Small-market MLS Cup gives league a bit of its charm

Jamie Squire

Not since Super Bowl I has a major North American professional championship been contested by two teams representing smaller media markets than Real Salt Lake and Sporting KC.

No one is going to confuse Kansas City or Salt Lake City for being major media markets. The combined populations of the two cities checks in at less than 750,000. Both are perfectly fine cities, by all accounts, but neither is going to be confused for a budding metropolis.

In the world of North American professional sports, they are actually two of the smallest television markets, with Kansas City and Salt Lake City weighing in at Nos. 31 and 33, respectively.

In fact, Saturday's MLS Cup between Sporting Kansas City and Real Salt Lake will feature teams representing two of the smallest television markets in all of the five major North American sports leagues. Since MLS started in 1996, there has only been a handful of teams from smaller markets to make the finals of their respective leagues. In that time, no NHL or Major League Baseball teams from smaller markets have advanced to the championship series. The San Antonio Spurs (four times) and Oklahoma City Thunder (once) are the only smaller-market NBA teams to advance to the finals in that time. In the NFL, only the Green Bay Packers (three times) and New Orleans Saints (once) have done it.

You actually need to go all the way back to Super Bowl I -- Packers vs. Kansas City Chiefs -- in order to find a matchup that featured two teams from comparably small markets. (From best I could tell, the championship with the smallest combined media markets in North American history was in the 1955 NBA Finals when the Fort Wayne Pistons played the Syracuse Nationals.)

In MLS, though, small-market teams seem to have had a bit more success, even if no final has featured anything quite like Real Salt Lake and Sporting Kansas City. This is actually Kansas City's third trip to the finals and RSL's second. The Columbus Crew (32nd biggest television market) also made a final, meaning more small-market teams have made the MLS Cup finals than in any of the other four major leagues during this time.

While small-market teams seem to be defying the odds in other leagues, in MLS they are actually leading the way. Sporting KC and RSL are considered two of the league's model franchises, as they both play in beautiful soccer-specific stadiums that are usually filled to capacity. RSL, in particular, has managed to make the playoffs a league-best six straight seasons, while Sporting KC has only missed the playoffs in six of their 18 seasons.

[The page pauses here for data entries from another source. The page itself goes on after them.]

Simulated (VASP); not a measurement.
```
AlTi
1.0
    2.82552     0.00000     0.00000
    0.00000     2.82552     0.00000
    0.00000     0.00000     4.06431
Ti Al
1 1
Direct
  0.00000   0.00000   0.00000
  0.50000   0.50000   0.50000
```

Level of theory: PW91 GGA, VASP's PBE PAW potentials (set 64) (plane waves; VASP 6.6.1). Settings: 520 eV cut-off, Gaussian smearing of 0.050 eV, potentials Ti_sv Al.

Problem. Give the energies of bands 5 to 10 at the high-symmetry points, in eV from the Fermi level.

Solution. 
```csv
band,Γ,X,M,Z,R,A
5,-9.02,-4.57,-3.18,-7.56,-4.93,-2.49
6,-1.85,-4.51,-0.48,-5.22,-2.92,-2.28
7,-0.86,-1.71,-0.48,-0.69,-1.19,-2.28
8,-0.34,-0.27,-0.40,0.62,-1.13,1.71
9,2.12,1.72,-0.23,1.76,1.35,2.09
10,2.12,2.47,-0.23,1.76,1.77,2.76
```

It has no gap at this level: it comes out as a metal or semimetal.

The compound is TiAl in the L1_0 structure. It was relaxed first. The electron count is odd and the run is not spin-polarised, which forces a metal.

The most basic explanation for this is that MLS has done a rather exceptional job of limiting the influence of money on the standings (whether or not this is a good thing is up for a debate, but not something I'm making a judgement on either way right now). Even since the institution of the Designated Player Rule in 2007 -- which effectively allowed teams to spend unlimited amounts of money on one to three players -- team payroll has had very little correlation to how teams perform. For every LA Galaxy or New York Red Bulls there's a Toronto FC or Chicago Fire. RSL and Sporting KC were right around the middle in terms of player payroll and neither has a player on the roster making as much as $500,000 a year.

But it's relatively easy to be an efficiently spending team when the gap between the big-spending teams and lower-spending ones is relatively small. No team spent more than $11 million on player salaries and most teams spent around $3.5 million.

For right now, this suits the RSLs and Kansas Cities of the league just fine. They can spend smartly, focusing on infrastructure and building up their academies -- which both seem to be doing quite well -- without worrying about neglecting the first team.

But if MLS is going to reach the levels it aspires to, it's worth wondering if teams like this will be left behind. As teams start getting more and more money from revenue streams like local TV contracts, and more importantly are allowed to spend it, is the gap between the small- and large-market teams going to actually start to matter? Those are questions that MLS will eventually have to answer, weighing at least part of what has made the league among the most competitive in the world against the desire to become one of the best.

For now, though, let's just enjoy this game ... even if it's in the middle of nowhere.